Mr. SIMON: Yes, sir.

Mr. LEACH: May I ask if the Citizens' Union you read is the former political organization?

Mr. SIMON: I don't know. They call themselves the Citizens' Union.

Mr. YOUKER (representing the Citizens' Union): I want to make it perfectly clear that we attended this conference but we were not at that time prepared to take any attitude with respect to the subject whatever, nor are we at this time. We hope we can have a further hearing before your Commission. We want to give further study to the subject and will be prepared later.

Hon. ROBERT ADAMSON addressed the Commission:

By Mr. ELKUS:

Q. You are the Commissioner of the Fire Department and you have appeared before the Commission with reference to the subject matter under discussion? A. Yes, sir.

Q. We will be very glad to hear from you upon the matter? I know you have studied it and considered it pretty carefully. A. My feeling is that the tentative bill prepared here is aimed in the right direction to accomplish something which needs to be done, but it seems to me that it trys to accomplish too much at one stroke. There are undoubtedly too many jurisdictions now dealing with the subject of inspection of buildings. We have five superintendents of buildings in the boroughs and the State Labor Department and we have four city departments dealing with it, and of course that has created a great deal of confusion and created a deal of justifiable complaint, but so far as the bill goes in proposing to consolidate the Tenement House Department and the Fire Prevention Bureau at this time it seems to me it would be in the nature of a reaction instead of progress to do it. That, per

haps, can come in time, probably in seven or eight years, but I do not believe that time has been reached yet.

Those two departments were created in response to a sentiment in the city that conditions existed which needed special attention and they have been giving special attention to the subject and I believe we can continue to do that without creating any conflict of jurisdiction or any confusion of administration at all. As Mr. Bruère stated there has been a conference called by the Mayor and I think he outlined pretty fully the plan that was there agreed upon. Of course, there are a good many details about it that were not worked out. It seemed to us that it would be in the line of simplification and would make it very much better from the standpoint of the property owner, and building owner, if the jurisdiction over this question were reduced. In other words, if there was a central building department for the entire city; if the jurisdiction now exercised by the State Labor Department were distributed into the logical departments where it belongs, and if the police jurisdiction now over boiler inspections and the Department of Water Supply inspection, the jurisdiction over wiring, installations, if those should go to the proper jurisdiction, either to the building or fire prevention bureau; that the central building department should have jurisdiction over plans for construction work and that the fire prevention bureau should look after the work of maintenance and proper conditions in buildings so as to minimize the chances of fires occurring, to save lives in case fires did occur.
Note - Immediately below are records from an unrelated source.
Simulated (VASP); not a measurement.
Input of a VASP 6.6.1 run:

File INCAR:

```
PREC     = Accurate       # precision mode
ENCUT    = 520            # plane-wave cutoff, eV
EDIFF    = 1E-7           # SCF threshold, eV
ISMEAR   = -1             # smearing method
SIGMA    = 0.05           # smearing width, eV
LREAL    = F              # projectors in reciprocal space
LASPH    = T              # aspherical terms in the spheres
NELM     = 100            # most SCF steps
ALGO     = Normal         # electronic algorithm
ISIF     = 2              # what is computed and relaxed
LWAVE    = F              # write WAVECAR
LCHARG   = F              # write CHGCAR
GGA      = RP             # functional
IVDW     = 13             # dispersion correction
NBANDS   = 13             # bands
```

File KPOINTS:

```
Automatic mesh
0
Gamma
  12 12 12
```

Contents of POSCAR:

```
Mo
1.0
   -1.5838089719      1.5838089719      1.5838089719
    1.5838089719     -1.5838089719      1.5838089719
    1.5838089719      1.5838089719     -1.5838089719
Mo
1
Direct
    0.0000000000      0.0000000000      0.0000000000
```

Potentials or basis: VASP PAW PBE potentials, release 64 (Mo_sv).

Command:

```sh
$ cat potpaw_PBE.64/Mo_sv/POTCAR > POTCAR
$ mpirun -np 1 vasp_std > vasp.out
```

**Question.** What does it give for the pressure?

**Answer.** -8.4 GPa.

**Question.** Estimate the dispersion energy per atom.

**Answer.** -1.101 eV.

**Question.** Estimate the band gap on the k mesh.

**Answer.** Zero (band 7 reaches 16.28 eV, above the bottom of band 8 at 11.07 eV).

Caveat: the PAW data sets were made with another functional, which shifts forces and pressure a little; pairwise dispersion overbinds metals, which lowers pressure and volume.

Q. In case the maintenance which you speak of involves an alteration which department would have jurisdiction over that? A. Involved in any alteration of what?

Q. Of a building? A. If it was an alteration which required a plan and the approval of a plan the fire prevention bureau should issue the order and a copy be sent to the Building Department. The Fire Department should do that, in my opinion, because it has the point of view of fire prevention, and conditions in this city still require a great deal to be done before that transfer can be made, in my opinion.

Q. Do you take the same view as Mr. Breuère, that the building department for the entire city should be as it was sketched

out by legislation with authority to take in and have this Board of Appeals and have the building construction put in there, the construction of new buildings and then with power to the city authorities to include all the other work as they from time to time see fit? A. Yes, I think there could be a gradual transfer.

Q. In other words, to authorize it, but to put off the time when it should be transferred so that it can be done gradually? A. Yes, sir, and I believe the agency for that would be this Board of Standards and Appeals. They could certify when the transfer should be made.

Examined by ALFRED E. OMMEN (representing the Typothetae):

Q. Do I understand you correctly when you state you favor the taking away of the powers of the Labor Department and distributing them among the other departments of the city of New York? A. The local departments.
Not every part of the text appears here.